CatalystEdu works with education organizations to ensure their long term success. By definition - An agent that provokes or speeds significant change or action
Sunday, March 6, 2011
School Spending: not helping
This is a VERY powerful piece written by a teacher. We continue to hear from Teacher unions that the issues is money. This opinion piece from the Dallas Morning News says otherwise - it originally appeared in the City Journal.
Gerry Garibaldi: Schools where kids have kids and learning dies
In my short time as a teacher in Connecticut, I have muddled through President George W. Bush’s No Child Left Behind Act, which tied federal funding of schools to various reforms, and through President Barack Obama’s Race to the Top initiative, which does much the same thing, though with different benchmarks.

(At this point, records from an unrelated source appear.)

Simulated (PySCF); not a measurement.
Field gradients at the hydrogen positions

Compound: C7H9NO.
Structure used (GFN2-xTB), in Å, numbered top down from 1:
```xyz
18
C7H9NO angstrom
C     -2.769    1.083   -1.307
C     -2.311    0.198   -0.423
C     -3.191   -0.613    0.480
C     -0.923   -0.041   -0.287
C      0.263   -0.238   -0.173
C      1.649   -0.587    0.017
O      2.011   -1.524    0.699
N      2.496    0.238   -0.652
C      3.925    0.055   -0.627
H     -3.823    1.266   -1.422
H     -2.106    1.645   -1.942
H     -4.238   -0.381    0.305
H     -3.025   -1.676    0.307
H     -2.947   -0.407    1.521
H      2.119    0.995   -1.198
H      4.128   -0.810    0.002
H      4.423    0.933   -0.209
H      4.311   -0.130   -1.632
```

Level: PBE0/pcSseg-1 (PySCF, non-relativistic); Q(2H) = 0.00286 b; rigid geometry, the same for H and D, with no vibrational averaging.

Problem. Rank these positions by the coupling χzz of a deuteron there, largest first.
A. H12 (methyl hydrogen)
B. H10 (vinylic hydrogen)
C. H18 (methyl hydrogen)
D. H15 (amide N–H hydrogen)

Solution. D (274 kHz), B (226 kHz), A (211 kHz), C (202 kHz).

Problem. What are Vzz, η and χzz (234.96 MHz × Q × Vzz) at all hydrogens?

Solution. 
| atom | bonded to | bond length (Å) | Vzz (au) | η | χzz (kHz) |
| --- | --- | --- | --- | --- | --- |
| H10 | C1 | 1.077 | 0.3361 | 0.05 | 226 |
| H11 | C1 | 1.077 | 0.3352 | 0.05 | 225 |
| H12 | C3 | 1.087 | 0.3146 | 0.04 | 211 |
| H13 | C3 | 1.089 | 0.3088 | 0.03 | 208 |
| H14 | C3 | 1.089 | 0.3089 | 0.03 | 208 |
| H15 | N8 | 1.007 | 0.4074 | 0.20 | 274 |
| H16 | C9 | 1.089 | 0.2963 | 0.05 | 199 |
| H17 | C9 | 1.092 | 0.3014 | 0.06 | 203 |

Thanks to the feds, urban schools like mine — already entitled to substantial federal largesse under Title I, which provides funds to public schools with large low-income populations — are swimming in money. At my school, we pay five teachers to tutor kids after school and on Saturdays. They sit in classrooms waiting for kids who never show up. We don’t want for books — or for any of the cutting-edge gizmos that non-Title I schools can’t afford: computerized whiteboards, Elmo projectors, the works. Our facility is state-of-the-art, thanks to a recent $40 million face-lift, with gleaming new hallways and bathrooms and a fully computerized library.
Here’s my prediction: The money, the reforms, the gleaming porcelain, the hopeful rhetoric about saving our children — all of it will have a limited impact, at best, on most city schoolchildren. Urban teachers face an intractable problem, one that we cannot spend or even teach our way out of: teen pregnancy. This year, all of my favorite girls are pregnant, four in all, future unwed mothers every one. There will be no innovation in this quarter, no race to the top. Personal moral accountability is the electrified rail that no politician wants to touch.